How to optimize solr index

2019-02-12 13:38发布

问题:

How to optimize solr index. I want to optimize my solr indexing for i try to change in solrconfig.xml it getting indexed but i want to how to verify that they are optimized and with which thing are involve in index optimization.

回答1:

I find this to be the easiest way to optimize a Solr index. In my context "optimize" means to merge all index segments.

curl http://localhost:8983/solr/<core_name>/update -F stream.body=' <optimize />'


回答2:

Check the size of respective core before you start.

Open Terminal 1:

watch -n 10 "du -sh /path to core/data/*"

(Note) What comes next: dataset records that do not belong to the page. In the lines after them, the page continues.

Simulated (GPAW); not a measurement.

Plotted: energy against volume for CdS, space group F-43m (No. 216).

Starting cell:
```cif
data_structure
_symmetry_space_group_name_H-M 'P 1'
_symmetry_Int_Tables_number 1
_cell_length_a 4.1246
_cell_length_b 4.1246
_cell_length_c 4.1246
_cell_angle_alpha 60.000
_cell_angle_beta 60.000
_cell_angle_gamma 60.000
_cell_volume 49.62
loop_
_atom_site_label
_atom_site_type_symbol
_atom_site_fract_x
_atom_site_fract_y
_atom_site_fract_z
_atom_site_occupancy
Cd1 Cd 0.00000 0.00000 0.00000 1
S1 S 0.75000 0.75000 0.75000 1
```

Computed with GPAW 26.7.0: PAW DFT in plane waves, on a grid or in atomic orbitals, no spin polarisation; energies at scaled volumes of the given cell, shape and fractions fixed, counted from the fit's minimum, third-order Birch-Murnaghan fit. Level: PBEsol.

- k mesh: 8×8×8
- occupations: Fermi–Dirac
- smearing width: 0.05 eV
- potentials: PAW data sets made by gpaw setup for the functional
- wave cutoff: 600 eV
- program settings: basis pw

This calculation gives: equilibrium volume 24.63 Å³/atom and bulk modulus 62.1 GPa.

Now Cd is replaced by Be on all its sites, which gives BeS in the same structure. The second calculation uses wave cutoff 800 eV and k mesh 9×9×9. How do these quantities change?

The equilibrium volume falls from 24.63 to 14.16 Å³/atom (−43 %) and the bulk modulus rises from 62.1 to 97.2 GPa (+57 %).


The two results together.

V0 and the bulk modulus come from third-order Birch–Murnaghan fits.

Open Terminal 2 and Execute:

curl http://hostname:8980/solr/<core>/update?optimize=true

Instead of "core", update your respective name of the core.

You could see the size of the core will increase gradually about double the size of your indexed data and will reduce suddenly. This will take time depends on your solr data.

For instance, 50G indexed data spikes nearly 90G and downs to optimized 25G data. And normally it will take 30-45min for this amount of data.

Why doesn't my index directory get smaller (immediately) when i delete documents? force a merge? optimize?



回答3:

You need to pass optimize=true to update solr request to optimize the solr.

http://[HostName]:[port]/solr/update?optimize=true



回答4:

There are different ways to optimize an index. You could trigger one of the solr basic scripts: http://wiki.apache.org/solr/SolrOperationsTools#optimize

You also could set optimize=true at an (full) import or while adding new data. ...or simply trigger an commit with optimize=true

Maybe also this could be interesting for your needs: http://wiki.apache.org/solr/UpdateXmlMessages#A.22commit.22_and_.22optimize.22



回答5:

For testing how much a change you do optimize the indexing, just write a custom indexer and add random generated content. Add a big number of documents (500.000 or 1.000.000) and measure the time it takes.

Following the articles shared above I made to myself a custom indexer and I mananged to optimize the time it took to index documents by 80%.